We provide the refined annotation for 50 songs in the CSD dataset. The refined annotation is based on the original annotation provided by the CSD dataset. The refined annotation is more accurate than the original annotation. Annotation is done with Sonic Visualiser, a free and open-source audio analysis and annotation application.
In this repository, we only share the refined annotation for the 50 songs in the CSD dataset. For the audio files, you can download them from the Zenodo page of CSD.
For the annotation procedure, we basically follow the strategy by Molina et al.. However, because there is no strategy for the offset in the reference, we set our original rules for offsets as follows:
- The number of notes are basically following the original score. Ornaments in the note are not treated as separate notes.
- The start of the vowel is treated as the onset, the same as the reference. The start of the voiced consonants is not treated as the onset.
- If the phoneme changes, notes are separated.
- If there is a note without a vowel, we set the onset position with the same timing of the elecpiano sound in Sonic Visualiser.
- The end of vowel or end of the voiced consonants, whichever is longer, is treated as an offset.
The refined annotation has two formats: note and txt. The note format is a csv file with "onset, MIDI pitch, note duration". The txt format is a text file with lyric information in syllable and phoneme level, which is the same as the original annotation format.
[1] Soonbeom Choi, et al. "Children’s song dataset for singing voice research." in ISMIR Late Breaking and Demo Papers, 2020.

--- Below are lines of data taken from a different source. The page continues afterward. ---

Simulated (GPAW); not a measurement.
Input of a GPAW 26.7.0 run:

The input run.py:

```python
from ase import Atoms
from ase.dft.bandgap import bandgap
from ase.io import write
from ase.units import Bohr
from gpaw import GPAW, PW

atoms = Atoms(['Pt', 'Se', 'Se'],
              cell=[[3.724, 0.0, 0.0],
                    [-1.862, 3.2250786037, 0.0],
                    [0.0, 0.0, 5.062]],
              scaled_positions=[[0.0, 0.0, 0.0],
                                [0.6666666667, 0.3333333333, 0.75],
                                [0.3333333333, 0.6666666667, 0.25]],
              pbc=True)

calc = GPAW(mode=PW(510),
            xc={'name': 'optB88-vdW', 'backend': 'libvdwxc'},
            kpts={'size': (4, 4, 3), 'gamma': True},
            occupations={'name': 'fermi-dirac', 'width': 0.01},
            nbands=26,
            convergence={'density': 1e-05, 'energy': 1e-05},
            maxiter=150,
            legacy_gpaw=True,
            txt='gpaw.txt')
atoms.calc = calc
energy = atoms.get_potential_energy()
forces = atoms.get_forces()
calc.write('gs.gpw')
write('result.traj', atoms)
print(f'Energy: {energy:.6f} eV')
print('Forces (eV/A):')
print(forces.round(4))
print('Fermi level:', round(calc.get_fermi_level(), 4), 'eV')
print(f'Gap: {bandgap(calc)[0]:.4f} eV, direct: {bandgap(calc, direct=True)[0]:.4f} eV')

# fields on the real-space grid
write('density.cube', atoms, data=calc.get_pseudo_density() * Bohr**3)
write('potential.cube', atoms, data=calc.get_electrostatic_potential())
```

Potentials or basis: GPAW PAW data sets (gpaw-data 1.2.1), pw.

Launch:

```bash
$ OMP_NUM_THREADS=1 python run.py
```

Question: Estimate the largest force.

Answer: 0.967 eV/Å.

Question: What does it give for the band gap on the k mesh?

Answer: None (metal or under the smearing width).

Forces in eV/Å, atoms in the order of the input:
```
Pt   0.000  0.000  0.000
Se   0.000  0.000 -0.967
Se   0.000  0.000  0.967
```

[2] Chris Cannam, et al. "The Sonic Visualiser: A Visualisation Platform for Semantic Descriptors from Musical Signals" in Proc. of the 7th Int. Society for Music Information Retrieval Conf., 2006, pp. 324-327.
[3] Emilio Molina, et al. "Evaluation Framework for Automatic Singing Transcription." in Proc. of the 15th Int. Society for Music Information Retrieval Conf., 2014, pp. 567-572.